Understandably, it made no sense to the other academy officials that any of the boys from that hapless team were worth a second look. But, Xheshisa was so sure he had seen something special.  A rough diamond.

After all, until biblical Jesus’s birth in Jerusalem, few doubted anything good could come out of that land. For teenage Xoki, nicknamed ‘Baby Tower’, it was either football or nothing else. 

He had always made it clear that the path he wanted to pursue had to be paved with soccer. Even his school teachers and classmates were aware. “In class, he would sit right at the back by the corner with two of his friends, and when asked what career path he wanted to pursue, he would simply say: ‘football,” Mbuyi Hlomela, who was a senior teacher at Thembelihle Senior Secondary School in Khayelitsha, tells FARPost.

While the 17-0 drubbing was a reality check for him, it never sapped any of his passion for the game. Indeed, being invited to the academy was a bit of a reprieve. But Xheshisa’s colleagues never held back; they condemned the move to bring a ‘bunch of losers’ to the academy.

It came to the point that the two other boys from Khayelitsha gave up after just a week. They couldn’t take it any longer. For spirited Xoki, it would be a straight three weeks of attending training sessions, even when he knew pretty well that he was unwelcome.

“I would jump into a train to get to the training sessions every day and get back home quite late. On Friday, I got home at 11pm and had to attend the Nike trials on Saturday at 7am,” the soft-spoken defender tells FARPost.

Seeing his colleagues were not budging on his issue, Xheshisa gave in to the pressure and decided he would not force the boy on Old Mutual Academy. Coincidentally, around the same period, George Dearnaley was on the verge of buying status in the ABC Motsepe League. On the other hand, Old Mutual was planning to sell.

While buying, Dearnaley, who grew up in Montclair, a southern suburb of Durban, sought to unearth a few gems that he would draft into his squad from the township. He then approached Xheshisa, a man whose list of football prodigies is endless. The revered Kasi scout had his beloved ‘Baby Tower’ in the back of his mind.

“When George came to watch the boys [Old Mutual reserve side against Kensington FC], I sat very far from him so that I would not influence his selection. Straight after the game, he came to me and said: ‘I want that defender, and I said ‘that’s Tapelo Nyongo’,” an elated Xheshisa tells FARPost.

At least someone was beginning to see what had impressed him too. Dearnaley, however, admits the boy was a diamond in the rough. “The Old Mutual Academy had released him because they didn’t think he was good enough.

“Tapelo was 17 when he arrived, but you could see there was something. He was a little bit clumsy. He was growing taller, and his feet were becoming bigger. We gave him a few months to get used to his new body,” Dearnaley tells FARPost.

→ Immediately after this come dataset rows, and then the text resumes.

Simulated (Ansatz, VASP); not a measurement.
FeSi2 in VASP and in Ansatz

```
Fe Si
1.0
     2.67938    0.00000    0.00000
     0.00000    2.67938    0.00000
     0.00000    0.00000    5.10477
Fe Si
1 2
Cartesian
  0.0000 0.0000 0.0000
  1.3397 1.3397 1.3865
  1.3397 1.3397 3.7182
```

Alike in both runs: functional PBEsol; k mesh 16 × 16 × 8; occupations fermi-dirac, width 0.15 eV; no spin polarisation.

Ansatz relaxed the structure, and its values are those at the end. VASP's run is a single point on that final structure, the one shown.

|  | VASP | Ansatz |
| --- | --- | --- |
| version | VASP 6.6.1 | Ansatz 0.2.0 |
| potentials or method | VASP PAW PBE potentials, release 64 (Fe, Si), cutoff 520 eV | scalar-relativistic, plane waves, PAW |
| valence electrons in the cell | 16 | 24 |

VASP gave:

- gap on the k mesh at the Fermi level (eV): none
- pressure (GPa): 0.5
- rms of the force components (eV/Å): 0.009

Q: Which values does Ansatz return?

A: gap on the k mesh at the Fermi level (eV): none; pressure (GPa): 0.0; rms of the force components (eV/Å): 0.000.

Perhaps the growth spurt was why he was almost ruled out of the Nike Chance programme as they questioned his age. Eventually, he was one of the six kids picked in the Western Cape for the Nike Chance—a football talent search that sought to give young amateur, unsigned footballers an opportunity to prove themselves on an elite stage.

“I had to ask the school for his records when there were claims that he was overaged. We got the records, and he was allowed to participate in the programme,” says Mtutuzeli Hlomela, Nike’s brand product specialist.

Xoki says the move to join Dearnaley was precisely what the doctor ordered. His development fast-tracked under the watchful eye of the former AmaZulu forward. “It was in 2012 that I started playing in the ABC Motsepe League. It was a critical time in my development,” he tells FARPost.

Before that, he had turned out for amateur teams including CT Liverpool, West Coast and Silver City, who were part of the LFA in Khayelitsha and Eleven Express in the Castle League. At the end of 2013, he was sent to Bloemfontein Celtic. While things didn’t work out for him in Free State, his parents started seeing the football thing was serious.

“I stayed in Bloemfontein for three weeks; the deal was that I’d play ABC while they monitor me. But George thought I had to stay there in Cape Town. So, I went back to Cape Town.” The 1992 NSL Golden Boot winner with 20 league goals, Dearnaley, then organised a trial with his former club Usuthu.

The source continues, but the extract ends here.